Booker T and the MG's GREEN ONIONS

Booker T. & the M.G.’s Defined Themselves with ‘Green Onions’

Soul/funk group Booker T. & the M.G.’s might have stumbled onto their best song with “Green Onions”, but this album defined the entire Stax Records sound.

Green Onions (60th Anniversary Edition)
Booker T. & the M.G.'s
Rhino
24 February 2023

Sometimes perfection comes through painstaking labor and precise refinement. Sometimes it just spills out. In 1962, keyboardist Booker T. Jones was just a kid, a 17-year-old thinking about high school even as his music career began to move quickly. Guitarist Steve Cropper wasn’t much older, but the two found themselves playing in the Stax house band along with bassist Lewie Steinberg and drummer Al Jackson Jr. Fooling around in the studio with some free time, they ended up with one of pop’s most perfect instrumentals, a pivotal moment in Booker T. & the M.G.’s becoming one of the essential bands in soul music, and in the sound of pop in general. Their moment was no fluke, and as the newly reissued Green Onions shows, they had an unlimited reservoir of style, groove, and skill.

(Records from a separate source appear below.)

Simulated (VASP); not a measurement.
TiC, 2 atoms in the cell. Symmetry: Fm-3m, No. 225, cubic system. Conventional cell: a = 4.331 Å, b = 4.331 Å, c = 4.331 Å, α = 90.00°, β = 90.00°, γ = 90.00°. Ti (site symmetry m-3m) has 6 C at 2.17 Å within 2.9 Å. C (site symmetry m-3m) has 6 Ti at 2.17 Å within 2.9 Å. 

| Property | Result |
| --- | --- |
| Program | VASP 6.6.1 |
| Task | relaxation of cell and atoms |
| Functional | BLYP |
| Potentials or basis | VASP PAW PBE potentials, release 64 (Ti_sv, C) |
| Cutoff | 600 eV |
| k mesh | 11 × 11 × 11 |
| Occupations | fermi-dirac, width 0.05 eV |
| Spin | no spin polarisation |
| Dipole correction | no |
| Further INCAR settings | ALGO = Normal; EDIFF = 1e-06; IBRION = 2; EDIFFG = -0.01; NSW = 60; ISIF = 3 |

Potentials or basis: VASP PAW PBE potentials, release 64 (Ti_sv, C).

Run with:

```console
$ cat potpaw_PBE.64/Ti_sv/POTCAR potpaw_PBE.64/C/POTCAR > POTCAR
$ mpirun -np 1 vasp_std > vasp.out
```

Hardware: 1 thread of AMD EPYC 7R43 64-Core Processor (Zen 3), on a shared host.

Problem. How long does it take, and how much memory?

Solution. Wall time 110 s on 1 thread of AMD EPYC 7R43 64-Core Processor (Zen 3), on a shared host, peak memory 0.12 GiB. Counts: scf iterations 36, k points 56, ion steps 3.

The song “Green Onions” remains the immortal part of the bunch, but “Behave Yourself” began the cascade. As Booker T. & the M.G.’s played around in the studio, Jim Stewart (producer and president of Stax) recorded the impromptu performance. He liked it enough to release it as a single, and it holds up well. The slow, blues-based number gives Booker T. a chance to wander. His Hammond M-3 organ (he wouldn’t use the famed B-3 for a few more years) still sounds timeless. “Behave Yourself” shows a tight band ready to play off each other – as when Cropper’s entrance switches the song around enough to send Jones in a new direction – but it didn’t announce what was about to come.

With “Behave Yourself” set as a potential single, Booker T. & the M.G.’s needed a B-side, and Jones and Cropper recovered a riff that Jones had recently been fiddling with. That riff, recalled to provide B-side material, quickly led to their definitive recording. “Green Onions” is just a 12-bar blues cut played in F, but Jones and Cropper take it to remarkable places. The organ alone provides all the necessary swing, but Cropper’s guitar hits come off the beat at the end of each measure, giving the track an irresistible groove. The song sounds at once slinky and dangerous, with Cropper providing a constant edge right through the fade out.

With those two songs in place (and “Green Onions” would become the A-side for the pair’s second release later that year), Booker T. & the M.G.’s had the start of an album. The group would only write one more original for it, the follow-up “Mo’ Onions”. Following the style of its predecessor, the cut barely broke into the top 100 when it was released a few years later, but it works better than an obvious cash-in should (see also Chubby Checker’s “Let’s Twist Again”).

The rest of the album comprises covers of recent hits. “I Got a Woman” remains the clear standout. The group keeps the groove but turns it into a rocker. Cropper gets his moment here, leading the song with energy and skill. When Booker T. & the M.G.’s later return to a Ray Charles number, they give “Lonely Avenue” plenty of atmosphere, holding back any flamboyant tendencies. “Twist and Shout” follows “I Got a Woman”. It starts a bit by the numbers, but the band – particularly Cropper – find ways to put their stamp on it.

“I Can’t Sit Down” makes an exciting moment, partly updating the Bim Bam Boos sound by dropping the saxophone. It sounds like a quintessential Booker T. & the M.G.’s moment even as it draws on tradition. The record closes with “Comin’ Home Baby”, most notable as a hit for Mel Tormé. The band runs it through the “Green Onions”, filter, slowing it into a late-night bit of suspense, bringing a Henry Mancini sort of feel into it even while taking away the bright polish of Tormé’s memorable performance.

The key to all of these covers, whether from expected or unexpected sources, lies in Booker T. & the M.G.’s ability to make them their own. If, in 1962, you wanted to know who Booker T. & the M.G.’s were, any performance from Green Onions would tell you. The title track remains the group’s pinnacle, but every cut they played on carried an inimitable feel. It’s now 60 years later, but if you don’t know who these fellows are, you can find out just as quickly from the same album.